0

Need to make an AWS deployment decision. A lot of this tech (docker, beanstalk) is pretty new so I don't know best practices (and I'm also foggier than I'd like to be on networking and security).

Tech details: I have a docker application from a client (python w/fastapi) that takes POST requests and spits out machine learning model results. I can build the application locally, but need to deploy it on AWS in a scalable fashion. I managed to deploy it to Elastic Beanstalk (similar to this tutorial), which gives me scalability but gives me a public url http://myapp.eba-ri5rfu4f.us-central-1.elasticbeanstalk.com which already has random bots sending GET .env requests. It doesn't need to interact with my IOT network, just other cloud apps, probably a lambda function.

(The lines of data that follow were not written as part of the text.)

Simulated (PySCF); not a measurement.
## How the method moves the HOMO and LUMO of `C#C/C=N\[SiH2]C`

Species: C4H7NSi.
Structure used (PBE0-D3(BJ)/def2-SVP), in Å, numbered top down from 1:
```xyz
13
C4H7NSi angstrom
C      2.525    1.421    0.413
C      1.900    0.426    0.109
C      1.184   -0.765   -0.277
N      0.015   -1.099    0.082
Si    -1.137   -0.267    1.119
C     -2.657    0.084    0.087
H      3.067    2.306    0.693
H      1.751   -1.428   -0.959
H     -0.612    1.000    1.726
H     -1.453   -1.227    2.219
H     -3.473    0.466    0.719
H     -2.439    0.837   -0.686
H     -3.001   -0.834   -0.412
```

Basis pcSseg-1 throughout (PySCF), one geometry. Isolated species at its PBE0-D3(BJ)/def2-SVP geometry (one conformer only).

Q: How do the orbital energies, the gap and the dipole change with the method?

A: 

What's the simplest way of deploying this? Here's my understanding of the options (you don't have to address all of these bad ideas, just want to demonstrate I've given some thought to solutions):

1. Add token: The POST input json could also expect a security token and return 404 if otherwise. Problems: Requires modifying docker application source code (don't want to have to do this!). Also still open on the internet serving malicious GET requests all day.

  1. Build VPC: Could make a VPC that all our cloud apps use. Problems: Don't know how to do this, or if it'll even work. Maybe I'll need one anyway? But feel like I'm adding a whole layer of architecture to maintain just so one piece gets some security.

3. Security groups: Maybe I just need to add my Elastic Beanstalk to a security group, allow only approved IP addresses through the firewall and that solves everything. Problems: Don't think this works, it's not that simple.

4. Deploy as lambda function: It'll only interface with whatever resource triggers it, no need for a public URL. Problems: Requires modifying docker source code to work with a lambda handler instead of an API. Plus feels like putting a hat on a hat, running a server in a docker container then deploying it in a "serverless" environment. Does it have to spin up a server every time the function is invoked? (Also I already tried to do this with a 2 dockerfile solution I found and gave up after it didn't work.)

5. Do nothing: Our data model is meaningless to everyone, stop wasting time on this. Problems: A malicious actor could still figure out how to do proper requests and charge us thousands in AWS fees. Don't know why someone would do this, but it just looks and feels bad to just make intellectual property public.

Appreciate any advice or feedback on this problem. I know it's an open ended question, I just need to brainstorm and confirm I'm not missing an obvious solution.

UPDATE

Using a VPC: Turns out AWS has a default VPC, so I think the best solution is to add my Beanstalk to one. I created a new beanstalk environment, this time selecting a VPC subnet under Configuration->Network. It still has a public URL though:

Instance subnets: subnet-42ttr89
Public IP address: enabled
VPC: vpc-5910921
Visibility: public

Think I'm closer, still stuck though since I don't see a way to change these settings and make it private.

1 Answers1

2

Solution using Security Groups (I think):

Create an elastic beanstalk environment normally, then modify it's Security Group to only allow access from the IP of a Network Interface of the security group of your trusted AWS resources.

  • I created a normal elastic beanstalk environment (no VPC), launched it, and confirmed its public URL was working.
  • Under EC2>Network&Security I then found the security group for the new environment's load balancer (there's two security groups, pick the one with load balancer in the name)
  • Under Edit Inbound Rules, there should be one rule allowing HTTP for 0.0.0.0/0 (all IP addresses). I replaced this with the public IP address of the Network Interface for the security group of an EC2 instance (under EC2>Network&Security>Network Interfaces). (Limiting this rule by security groups or subnet IPs doesn't work).

I then ran a python script performing a post request to my public URL while SSH'ed into an EC2 instance in the same security group, and it works. But accessing it from my browser times out! (A bit worried that the IP isn't static, will see if this works long term).